27 April 2015

W is for Windmills


Earlier in the year, we traveled to northern Colorado to scope out an imaginary town for Viridian Farms, the intentional community created by my book protagonists, and the setting for life... and a few deaths... in my murder mystery. I expected to see a lot of cattle since this is ranch land, but I didn't anticipate quite so many wind farms. I knew they existed, but driving through the depth of them, rather than just along side a row along the highway, was a rather dramatic and intense experience. See that shadow on the road above? That's from a windmill blade. They all move toward you, creating a surreal feeling of vertigo as you travel. It felt incredibly unpleasant.


Modern windmills are massive in size. My mindset about them before driving through this metal forest was definitely positive. After all, wind energy is more efficient and kinder to the environment. Right? I started questioning that premise when I viewed, up close, the incredible size of those metal towers, and the astounding amount of energy it must take to manufacture as well as transport them to their final locations. Wow. Just wow. 

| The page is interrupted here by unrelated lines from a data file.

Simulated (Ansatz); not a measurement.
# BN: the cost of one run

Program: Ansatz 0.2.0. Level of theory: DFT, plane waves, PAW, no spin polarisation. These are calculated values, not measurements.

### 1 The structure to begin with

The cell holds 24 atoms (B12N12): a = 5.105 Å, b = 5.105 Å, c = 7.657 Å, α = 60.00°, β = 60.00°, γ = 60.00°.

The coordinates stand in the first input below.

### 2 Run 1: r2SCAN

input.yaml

There could be another book in my Morristown series related to the wind energy industry. It might not be the bucolic answer to fracking (another burgeoning energy industry in Colorado) I thought it might be. More research is required.


More importantly to the first book in the series - would my book characters want to live in the moving shadows and intense energy of these turning giants? Would you?

3 comments:

Bob Sanchez said...

I've seen the individual blades being transported on the backs of flatbed trucks in southern California. They are humongous. When I first saw a huge field of these windmills there, I imagined Don Quixote bravely charging them on his steed Rocinante.

Do windmills pose any environmental challenges? They certainly seem beneficial, if unsightly.

Susan Gourley/Kelley said...

Those fields of windmills are spooky if you're driving by them during fogging conditions. I know they endanger birds but they seem a better cleaner source of energy than most choices.

Anonymous said...

Great post today with information your travels have now provided me. Worth your speculation on a new setting for a mystery.